BSC prohibits each of the preceding acts of misconduct on the part of employees, officers, executives, volunteers and others responsible for carrying out the Organization’s activities.
- D. Reporting Responsibilities:
- Every employee, director, executive officer, and volunteer is responsible for immediately reporting suspected misconduct to their supervisor, the President, the Vice President of Financial Affairs, or the Vice President of Internal Affairs. When supervisors have received a report of suspected misconduct, they must immediately report such acts to their manager, the President, the Vice President of Financial Affairs, or the Vice President of Internal Affairs.
At the house level, suspected misconduct may be reported to house councils, in which case the house president must report on how the house is addressing it to the President, the Vice President of Financial Affairs, or the Vice President of Internal Affairs.
6. WHISTLEBLOWER PROTECTION
We ask you to execute your role in the operations and policy-making of the BSC with attention to every detail–especially the ethical implications of your own and your work group’s actions. If you think something is unethical, please report it. We commit to you that the BSC will support the courage of people who point out existing or potential ethical problems, and that we will not tolerate retaliation against people who raise legitimate ethical concerns
The BSC will consider any reprisal against a reporting individual an act of misconduct subject to disciplinary procedures. A “reporting individual” is one who, in good faith, reported a suspected act of misconduct in accordance with this policy, or provided to a law enforcement officer any truthful information relating to the commission or possible commission of a Federal offense or any other possible violation of the BSC’s policies.
- A. Investigative Responsibilities:
- 1. Due to the sensitive nature of suspected misconduct, supervisors and managers should not take it upon themselves to perform any investigative procedures.
- 2. The Executive Director is given the responsibility for investigating suspected misconduct involving employees below the Executive Director. The Executive Director shall provide summaries of all investigative work to Cabinet.
- 3. The Cabinet has the primary responsibility for investigating suspected misconduct involving the Executive Director, as well as board members and executive officers.

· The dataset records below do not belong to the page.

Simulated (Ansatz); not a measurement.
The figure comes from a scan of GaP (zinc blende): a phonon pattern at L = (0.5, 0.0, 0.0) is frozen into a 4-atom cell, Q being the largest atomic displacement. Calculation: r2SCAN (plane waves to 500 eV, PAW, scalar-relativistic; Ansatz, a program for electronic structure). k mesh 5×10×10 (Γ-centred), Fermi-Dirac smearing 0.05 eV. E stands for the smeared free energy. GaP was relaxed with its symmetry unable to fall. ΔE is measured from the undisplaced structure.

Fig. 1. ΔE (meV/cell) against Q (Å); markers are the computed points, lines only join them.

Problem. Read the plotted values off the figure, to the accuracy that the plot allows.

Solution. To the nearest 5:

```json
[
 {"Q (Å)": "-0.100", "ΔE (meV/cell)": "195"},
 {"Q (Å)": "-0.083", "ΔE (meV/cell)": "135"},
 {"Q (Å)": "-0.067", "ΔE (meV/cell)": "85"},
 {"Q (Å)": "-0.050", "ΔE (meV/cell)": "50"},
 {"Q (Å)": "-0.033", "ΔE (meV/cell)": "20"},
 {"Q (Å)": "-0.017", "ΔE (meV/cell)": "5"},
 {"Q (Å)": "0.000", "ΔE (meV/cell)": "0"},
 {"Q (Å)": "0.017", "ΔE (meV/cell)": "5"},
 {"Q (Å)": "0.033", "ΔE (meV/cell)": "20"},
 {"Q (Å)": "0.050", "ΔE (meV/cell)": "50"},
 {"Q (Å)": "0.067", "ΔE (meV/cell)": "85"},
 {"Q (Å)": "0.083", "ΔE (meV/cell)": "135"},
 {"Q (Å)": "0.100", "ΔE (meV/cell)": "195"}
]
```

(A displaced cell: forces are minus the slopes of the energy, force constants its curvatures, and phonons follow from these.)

- 4. Investigation into suspected misconduct will be performed without regard to the suspected individual’s position, length of service, or relationship with the BSC.
- 5. In fulfilling its investigative responsibilities, Cabinet shall have the authority to seek the advice and/or contract for the services of outside firms, including but not limited to law firms, CPA firms, forensic accountants and investigators, etc.
- 6. Members of the investigative team, as authorized by the Cabinet and in compliance with federal, state, and local laws and regulations, shall have free and unrestricted access to all BSC records and premises, whether owned or rented, at all times. They shall also have the authority to examine, copy and remove all or any portion of the contents (in paper or electronic form) of filing cabinets, storage facilities, desks, credenzas and computers without prior knowledge or consent of any individual who might use or have custody of any such items or facilities when it is within the scope of an investigation into suspected misconduct or related follow-up procedures.
- 7. The existence, the status or results of investigations into suspected misconduct shall not be disclosed or discussed with any individual other than those with a legitimate need to know in order to perform their duties and fulfill their responsibilities effectively.
7. PROTECTION OF RECORDS - FEDERAL MATTERS
BSC prohibits the knowing destruction, alteration, mutilation, or concealment of any record, document, or tangible object with the intent to obstruct or influence the investigation or proper administration of any matter within the jurisdiction of any department or agency of the United States government, or in relation to or contemplation of any such matter or case.
Violations of this policy will be subject to the investigative, reporting, and disclosure procedures described earlier in this Policy on Suspected Misconduct.
- A. Disciplinary Action:
- Based on the results of investigations into allegations of misconduct, disciplinary action may be taken against violators. Disciplinary action shall be coordinated with input from the relevant staff. The seriousness of misconduct will be considered in determining appropriate disciplinary action, which may include:
- 1. Reprimand
- 2. Probation
- 3. Suspension
- 4. Demotion
- 5. Termination
- 6. Reimbursement of losses or damages
- 7. Referral for criminal prosecution or civil action
This listing of possible disciplinary actions is for information purposes only and does not bind the BSC to follow any particular policy or procedure, except that employees who are members of the Employee Association are entitled to the procedural protections set forth in the BSC’s contract with the Employee Association.
- B. Confidentiality:
- 1. The Cabinet and the Executive Director shall treat all information received confidentially. Any employee, director, executive officer, or volunteer who suspects dishonest or fraudulent activity will notify the Executive Director or the President immediately, and should not attempt to personally conduct investigations or interviews/interrogations related to any suspected fraudulent act (see Reporting Procedures section above).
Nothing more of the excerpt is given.